She had a bad dream. Someone tried to take her guild from her. I guess. My mom asked her "was that upsetting because you have to work so hard for the guild and build it up?" then my sister looks at her and says snidely "no, I didn't have to work for it. It was like already level 60, but the guy was following me around the WORLD!"

...The world being the different lands she plays on for World Of Warcraft.

This is when you know...
your sister is a gamer
has a problem
lives a worry free life (being that her biggest worry is her GUILD)

fml.
-C
anything you say now,

I believe you.


-The Flaming Lips

Tuesday, October 27, 2009


Something is trying to get me to open my eyes into what is going on. Two boys, from two years in two days. GO. AWAY. No more please. If you shove another boy in my path tomorrow I'm just going to smack them and LET THAT BE A SIGN TO YOU, WHOEVER YOU ARE! NO MORE.

alright.

Other than that... I got a Disneyland pass from my mother today. I wanted to bop every annoying kid on the head as I walked down the Main street to take the picture for the pass. I also picked up cd that I pre-ordered from the local record store, drank a lot of coffee and did some journaling. Then I got my eyebrows did so that I can feel like a girl, again.
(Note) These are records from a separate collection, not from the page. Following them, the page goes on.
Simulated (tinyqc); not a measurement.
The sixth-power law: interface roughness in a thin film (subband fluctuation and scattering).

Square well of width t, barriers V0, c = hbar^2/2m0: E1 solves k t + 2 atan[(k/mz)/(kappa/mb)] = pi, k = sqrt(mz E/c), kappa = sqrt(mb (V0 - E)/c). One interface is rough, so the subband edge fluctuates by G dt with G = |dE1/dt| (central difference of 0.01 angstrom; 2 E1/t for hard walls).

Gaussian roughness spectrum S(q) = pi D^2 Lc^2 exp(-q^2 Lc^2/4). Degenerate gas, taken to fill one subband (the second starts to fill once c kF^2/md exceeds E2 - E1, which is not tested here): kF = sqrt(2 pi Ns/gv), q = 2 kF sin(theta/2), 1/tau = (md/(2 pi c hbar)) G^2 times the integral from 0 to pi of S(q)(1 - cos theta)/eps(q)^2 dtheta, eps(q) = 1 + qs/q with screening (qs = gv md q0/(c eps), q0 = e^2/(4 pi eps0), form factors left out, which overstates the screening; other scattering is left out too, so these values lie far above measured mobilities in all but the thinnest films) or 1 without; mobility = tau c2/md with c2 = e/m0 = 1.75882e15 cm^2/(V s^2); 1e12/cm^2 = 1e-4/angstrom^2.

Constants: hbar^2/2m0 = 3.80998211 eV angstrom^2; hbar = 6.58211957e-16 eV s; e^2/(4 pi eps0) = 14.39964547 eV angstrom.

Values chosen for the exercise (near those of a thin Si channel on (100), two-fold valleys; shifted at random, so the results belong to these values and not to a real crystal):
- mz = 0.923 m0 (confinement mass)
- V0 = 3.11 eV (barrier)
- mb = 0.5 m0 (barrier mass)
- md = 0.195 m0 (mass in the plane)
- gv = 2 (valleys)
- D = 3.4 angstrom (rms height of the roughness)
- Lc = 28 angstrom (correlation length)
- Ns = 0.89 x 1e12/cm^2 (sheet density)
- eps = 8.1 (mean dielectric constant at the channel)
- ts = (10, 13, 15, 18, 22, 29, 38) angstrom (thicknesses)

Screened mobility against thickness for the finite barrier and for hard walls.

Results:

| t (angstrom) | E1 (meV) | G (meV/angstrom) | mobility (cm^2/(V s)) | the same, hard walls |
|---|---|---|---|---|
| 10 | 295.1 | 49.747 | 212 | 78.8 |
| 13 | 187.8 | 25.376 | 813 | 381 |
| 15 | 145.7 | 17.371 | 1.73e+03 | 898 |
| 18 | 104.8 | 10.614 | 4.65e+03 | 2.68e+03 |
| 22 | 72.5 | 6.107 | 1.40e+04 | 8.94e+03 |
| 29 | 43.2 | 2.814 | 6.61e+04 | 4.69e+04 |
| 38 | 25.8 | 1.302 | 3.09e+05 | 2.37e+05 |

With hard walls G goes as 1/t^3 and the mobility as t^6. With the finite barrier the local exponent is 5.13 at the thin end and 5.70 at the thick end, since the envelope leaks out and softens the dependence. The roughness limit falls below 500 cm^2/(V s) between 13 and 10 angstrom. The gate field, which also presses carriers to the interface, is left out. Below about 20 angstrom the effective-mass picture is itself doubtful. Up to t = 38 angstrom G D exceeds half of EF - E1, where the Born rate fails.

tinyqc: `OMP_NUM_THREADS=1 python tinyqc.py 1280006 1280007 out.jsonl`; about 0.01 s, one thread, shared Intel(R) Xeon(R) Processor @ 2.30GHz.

Now I'm hanging out with a friend and then another friend and then another other friend. Distractions galore.

Optimism and happy thoughts.
Laughter and smiles.
Avoiding the dark colored clothing for awhile.

I need to not be so pessimistic so soon.

OUTZ!
-C

Monday, October 26, 2009

Dear Swings,

You have been helping me clear my head almost every night for just about a month now.
I thank you for that.

With Lots of Love,
Christina

Saturday, October 24, 2009

I don't know you
But I want you
All the more for that
current worry: I don't want to be a pest.

Thursday, October 22, 2009

I have been finding ways to get myself to relax and enjoy where I am at in my life, and let me tell you- no easy feat! When I have nothing to do, I usually end up feeling bogged down with confusion and sadness. Partly because I'm oblivious to so much and I know that, but I can't help that, and partly because sometimes I just feel like a loser.

SO, let me tell you about what happened yesterday.

Ok. Yesterday I laid in bed all day. Well, until 2pm. During this time I listened to music on repeat and stared at the ceiling and exchanged very minimal words with the little sister who was in my room playing video games. I just laid. For hours.

Finally, I arose and took a shower. I then sat for an hour "drying", got dressed and went off to babysit.

Babysitting was alright. I helped pick up a dog from a shelter, helped make critical decisions on how to take care of the dog, and then went home. It was a good couple of hours of working. Fun, good, but a little stressful. I'm worried for the dog. ....a little more than slightly.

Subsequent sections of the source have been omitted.